"Guys always want to have sex." True/False.
It may seem debatable, but there was only one correct answer in the quiz asked of all students in a Sexual Consent Awareness Day at Mt Roskill Grammar School today: "False."
"The idea that guys always want to have sex removes the whole purpose of consent," explained Year 11 student Jordan King, 15.
In other words, guys need to be asked first too, and they can say no.
"It's very common for people to think that guys always want to have sex, said a Year 11 girl, Maitreyi Chakrapani. "If we have this here we can debunk a myth."
The school's unusually open approach to the issue is its response to recent cases of teen males boasting about sexual conquests by getting girls drunk or drugged, as in the West Auckland Roast Busters case in 2013 and at Wellington College this year, which led to a march against rape culture by hundreds of school students.
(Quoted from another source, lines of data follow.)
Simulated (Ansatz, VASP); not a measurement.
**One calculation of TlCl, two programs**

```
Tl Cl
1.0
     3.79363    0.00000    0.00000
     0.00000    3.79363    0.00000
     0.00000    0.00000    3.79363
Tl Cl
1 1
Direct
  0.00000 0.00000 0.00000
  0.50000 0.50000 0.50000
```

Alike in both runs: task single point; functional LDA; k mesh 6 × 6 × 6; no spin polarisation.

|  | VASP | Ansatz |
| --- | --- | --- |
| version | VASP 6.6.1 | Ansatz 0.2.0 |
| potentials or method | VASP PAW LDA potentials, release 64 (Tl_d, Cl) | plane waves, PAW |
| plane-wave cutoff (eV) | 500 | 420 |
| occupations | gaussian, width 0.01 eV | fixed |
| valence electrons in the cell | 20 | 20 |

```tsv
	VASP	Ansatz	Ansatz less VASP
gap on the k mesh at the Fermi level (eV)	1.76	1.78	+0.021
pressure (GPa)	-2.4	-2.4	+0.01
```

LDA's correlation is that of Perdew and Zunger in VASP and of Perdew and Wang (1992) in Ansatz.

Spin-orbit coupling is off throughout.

Another true/false statement in the Mt Roskill quiz was: "If someone is drunk, they cannot consent to sexual activities."
Year 13 Mt Roskill student Josette Xu said she helped initiate the school's first Consent Awareness Week two years ago in response to widespread discussion about the issue on social media.
Since then, guidance department head Margaret Hoogendoorn has picked a dozen senior students each year to run awareness activities such as a skit at the school assembly, daily messages for all students, and the quiz handed out in the school quad with support from Rape Prevention Education and Auckland Sexual Abuse Help.
The Peer Sexual Support Programme team also take health classes on consent for Year 10 students, supported by a teacher at the back of the class.
"Because we are student-led, it makes it a lot easier for students to talk to us," Josette Xu said. "It's a bit awkward asking about sex with teachers."
She said it was important to start talking about consent at a young age so that students absorbed the message as part of their "morality", rather than just thinking that it was something they had to do legally.